Fleming has arrested doctors, lawyers, firefighters and other police officers. "I've actually arrested friends of mine," he says. "Which was embarrassing."


Mary Willis sits on her front porch videotaping prostitutes walking up and down 32nd Street. She and her 23-year-old daughter, Elisabeth, want to put the footage on a Web site. During slow moments, they rewind the tape and watch the video. Sometimes they set the camcorder in the window and hook it up to the TV. "It's like watching Cops," Willis says.

She lives behind the Diamond Shamrock station in a white rental house on the corner of S Street. Her home is across the street from the Sea Horse Motel and catercorner to the Driftwood Motel -- both prostitution hotbeds. Last week Willis watched men go in and out of rooms 114 and 116 at the Driftwood. "It looked like the McDonald's drive-thru after a Friday-night football game," she says.

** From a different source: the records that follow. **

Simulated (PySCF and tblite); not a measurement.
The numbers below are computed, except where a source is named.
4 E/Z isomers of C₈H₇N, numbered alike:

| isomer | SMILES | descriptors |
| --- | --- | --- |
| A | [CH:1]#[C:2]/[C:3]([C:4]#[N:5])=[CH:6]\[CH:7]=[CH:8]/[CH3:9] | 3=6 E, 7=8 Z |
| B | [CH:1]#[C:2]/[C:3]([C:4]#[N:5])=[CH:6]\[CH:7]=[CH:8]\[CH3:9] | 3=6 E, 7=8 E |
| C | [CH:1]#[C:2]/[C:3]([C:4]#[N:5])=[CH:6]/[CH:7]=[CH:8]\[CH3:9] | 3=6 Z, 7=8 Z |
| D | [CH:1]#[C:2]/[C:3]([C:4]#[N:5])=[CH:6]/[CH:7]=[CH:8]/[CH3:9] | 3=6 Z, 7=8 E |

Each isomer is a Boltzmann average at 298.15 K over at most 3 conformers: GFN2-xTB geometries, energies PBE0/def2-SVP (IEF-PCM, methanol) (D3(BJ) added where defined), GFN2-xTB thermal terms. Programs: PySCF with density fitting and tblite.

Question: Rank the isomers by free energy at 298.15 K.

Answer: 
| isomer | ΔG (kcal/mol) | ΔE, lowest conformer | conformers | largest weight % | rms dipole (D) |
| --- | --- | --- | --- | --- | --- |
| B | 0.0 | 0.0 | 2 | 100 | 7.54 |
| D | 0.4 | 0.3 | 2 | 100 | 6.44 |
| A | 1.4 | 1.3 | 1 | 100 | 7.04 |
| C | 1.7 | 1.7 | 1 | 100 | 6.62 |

Willis has nicknamed every woman who works on her street, from Skelawhore to Chickenhead. Her five-year-old son, Krischan, can sit on the front steps and pick out prostitutes. When Willis walks him to the bus stop, men try to pick her up. Men driving delivery trucks, 18-wheelers, Porsches and Pontiacs circle the neighborhood searching for whores. "If they make more than one trip around the block, they're looking for something," Willis says.